With the start of the new year, everyone is excited about the possibilities to come. “This year,” business leaders think, “performance management will be different.” So, they set goals for employees and conduct annual reviews in hopes of inspiring them to do even better.
But before too long, those leaders’ focus shifts to budgets and profit margins. And, when several key employees quit, the number one priority becomes recruiting and retention. Then, several big clients move to a competitor after experiencing subpar service.
Soon, it’s the end of the year again, and leaders are again left asking themselves, What went wrong? They had such high hopes in January, but by December productivity and morale are down, and goals haven’t been met.
This all-too-common story is the reason many are rethinking their approach to performance management. A December 2016 survey of 244 organizations from the Institute for Corporate Productivity found that 67 percent were planning changes to their performance-management strategy.

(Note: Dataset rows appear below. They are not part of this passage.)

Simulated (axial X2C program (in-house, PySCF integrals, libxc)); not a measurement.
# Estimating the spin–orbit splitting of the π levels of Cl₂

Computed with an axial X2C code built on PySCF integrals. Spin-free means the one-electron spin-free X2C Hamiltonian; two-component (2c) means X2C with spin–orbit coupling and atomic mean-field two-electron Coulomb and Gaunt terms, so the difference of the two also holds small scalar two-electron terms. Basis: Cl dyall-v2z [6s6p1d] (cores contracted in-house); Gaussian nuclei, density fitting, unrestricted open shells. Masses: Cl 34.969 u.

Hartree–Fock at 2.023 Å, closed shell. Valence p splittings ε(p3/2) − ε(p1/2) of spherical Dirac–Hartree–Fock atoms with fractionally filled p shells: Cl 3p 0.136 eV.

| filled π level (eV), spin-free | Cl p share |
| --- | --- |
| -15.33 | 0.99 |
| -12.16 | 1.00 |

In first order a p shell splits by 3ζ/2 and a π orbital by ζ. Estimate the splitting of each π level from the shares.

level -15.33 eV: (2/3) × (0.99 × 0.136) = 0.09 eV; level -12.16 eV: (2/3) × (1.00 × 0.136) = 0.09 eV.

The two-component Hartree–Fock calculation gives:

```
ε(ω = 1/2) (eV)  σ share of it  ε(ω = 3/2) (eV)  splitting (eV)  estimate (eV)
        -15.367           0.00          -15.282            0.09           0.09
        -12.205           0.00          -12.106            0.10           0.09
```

But the issue most leaders were unsure about was exactly what adjustments they should make.
If this sounds like you, start by identifying the bad performance management habits you need to break in 2017. WIth that out of the way, you’ll find easier to build a new, improved strategy. Here are four habits to leave behind:
1. Ignoring the signs
Performance management is like a web that connects many aspects of a company’s success. When it’s ineffective, evidence will pop up in everything from employee engagement to company growth. The trick is being able to identify the signs and how they track back to poor performance management.
“High turnover and low employee engagement are two common-sense yet tell-tale signs that traditional performance-management strategies aren’t working,” Vip Sandhir, CEO and founder of HighGround, an employee engagement software provider, told me.
According to Sandhir, signs of decline in the metrics signal that employees aren’t getting enough ongoing feedback. They can’t tell if they’re meeting expectations and may become frustrated with their work.
“Stagnant growth and lagging adoption of new skills shows that employees aren’t working with their managers enough to truly meet their goals and advance in their careers,” Sandhir points out.
The takeaway? Track metrics related to these signs, so if they decline, adjustments can be made before it’s too late.
2. Setting vague goals
“In my experience, the most common mistake employers make when evaluating employee performance is failing to establish a clearly defined set of goals and key performance indicators,” says Brandon Seymour, CEO and founder of Beymour Consulting.
Instead of making performance metrics trackable, organizations give employees vague instructions to improve their weaknesses. Unsure how to achieve these milestones, employees are left unmotivated or, worse, unappreciated for what they excel at.
“When evaluating the performance of an individual employee, it’s important to assign a unique set of goals that pertain to a specific role,” Seymour says. “This way, organizations can see how individual employees are performing independently, and employees can understand which specific aspects of their performance need improvement.”
Considering the wide range of goal-tracking softwares now available, there’s no excuse to not have a system in place that encourages managers to set concrete goals for their team. But, to make the best use of those programs, managers need to know how certain skills affect performance so they can find ways to measure progress.
GamEffective, for example, makes it easy for users to set goals and tie them to key performance indicators (KPIs). Both employees and managers get real-time information about how an individual is performing. Once both parties are on the same page, it’s easier to see which areas need more focus in order to achieve a specific goal.
3. Using subjective scoring
Ranking systems have long been used to quantify and compare performance management. Being rated a “1” out of “5” on a specific skill signified to both employees and managers that improvement was necessary. However, there’s one major flaw in this method of feedback: a lack of consistency in what constitutes each level.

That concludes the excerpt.